Large employers are now able to transfer their levy funds to other organisations.
DTL (Development Training Ltd) has cautioned firms will have to manage the process well to maximise the potential business benefits. It also warned the move is adding more complexity to a system that many employers have had difficulty in understanding.
From May, large employers who pay the Apprenticeship Levy will for the first time be allowed to transfer up to 10% of their annual funds to other organisations. It means firms can use some of their unspent levy funding, which would otherwise go to the exchequer, to support smaller employers to take on apprentices.
Chris Wood, CEO of DTL, said: “There are potential business benefits for larger businesses to support firms in their supply chain to take on apprentices. I would recommend working with your chosen supplier and an apprenticeship provider to align the scheme with your own training programmes and to focus the money where it will benefit you both the most. You should be aware that apprenticeships can cover management training as well as the kind of trade-based training traditionally associated with apprenticeships.”
He added: “Putting some thought and effort into this process will pay dividends all round, for the large employer, the supply chain business and the apprentices who go through the scheme. As with everything to do with the levy, it makes sense to get expert help and advice from specialists.”
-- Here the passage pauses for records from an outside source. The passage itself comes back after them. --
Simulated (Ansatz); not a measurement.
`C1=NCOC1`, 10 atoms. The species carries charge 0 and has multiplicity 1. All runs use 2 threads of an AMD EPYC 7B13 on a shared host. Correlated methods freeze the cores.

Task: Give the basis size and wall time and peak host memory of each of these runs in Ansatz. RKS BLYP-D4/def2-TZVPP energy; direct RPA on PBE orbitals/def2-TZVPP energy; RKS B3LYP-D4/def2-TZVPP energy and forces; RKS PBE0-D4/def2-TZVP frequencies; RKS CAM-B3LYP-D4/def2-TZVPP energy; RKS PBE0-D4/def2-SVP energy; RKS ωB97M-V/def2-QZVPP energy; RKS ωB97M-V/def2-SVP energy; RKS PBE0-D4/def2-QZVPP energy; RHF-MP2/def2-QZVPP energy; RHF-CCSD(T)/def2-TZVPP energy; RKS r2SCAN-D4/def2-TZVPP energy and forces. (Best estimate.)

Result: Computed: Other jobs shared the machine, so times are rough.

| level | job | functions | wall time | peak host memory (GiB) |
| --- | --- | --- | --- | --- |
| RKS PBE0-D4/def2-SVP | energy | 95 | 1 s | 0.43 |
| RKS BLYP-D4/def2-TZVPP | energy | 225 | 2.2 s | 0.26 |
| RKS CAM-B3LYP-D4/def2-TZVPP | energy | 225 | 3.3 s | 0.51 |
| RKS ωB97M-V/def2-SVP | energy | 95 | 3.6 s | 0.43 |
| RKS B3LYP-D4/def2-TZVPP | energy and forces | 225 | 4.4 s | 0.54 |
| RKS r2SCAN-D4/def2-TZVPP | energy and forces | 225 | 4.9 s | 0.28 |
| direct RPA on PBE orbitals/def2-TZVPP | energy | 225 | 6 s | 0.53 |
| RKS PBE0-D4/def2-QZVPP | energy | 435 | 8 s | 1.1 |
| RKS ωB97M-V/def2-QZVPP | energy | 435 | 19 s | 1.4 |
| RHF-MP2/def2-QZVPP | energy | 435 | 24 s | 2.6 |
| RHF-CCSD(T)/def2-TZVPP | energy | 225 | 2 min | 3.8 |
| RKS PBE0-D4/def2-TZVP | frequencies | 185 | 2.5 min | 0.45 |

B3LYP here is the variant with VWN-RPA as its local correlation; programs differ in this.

Initially, firms will only be able to transfer funds to one organisation. After user feedback from the first phase, they will likely be allowed to split their 10% funding into several smaller payments across multiple organisations.
The ESFA has advised those transferring the funds to be aware of “the funding rules around transferring apprenticeship funds, which will be published at a later date”. Once a transfer is made, it cannot be refunded.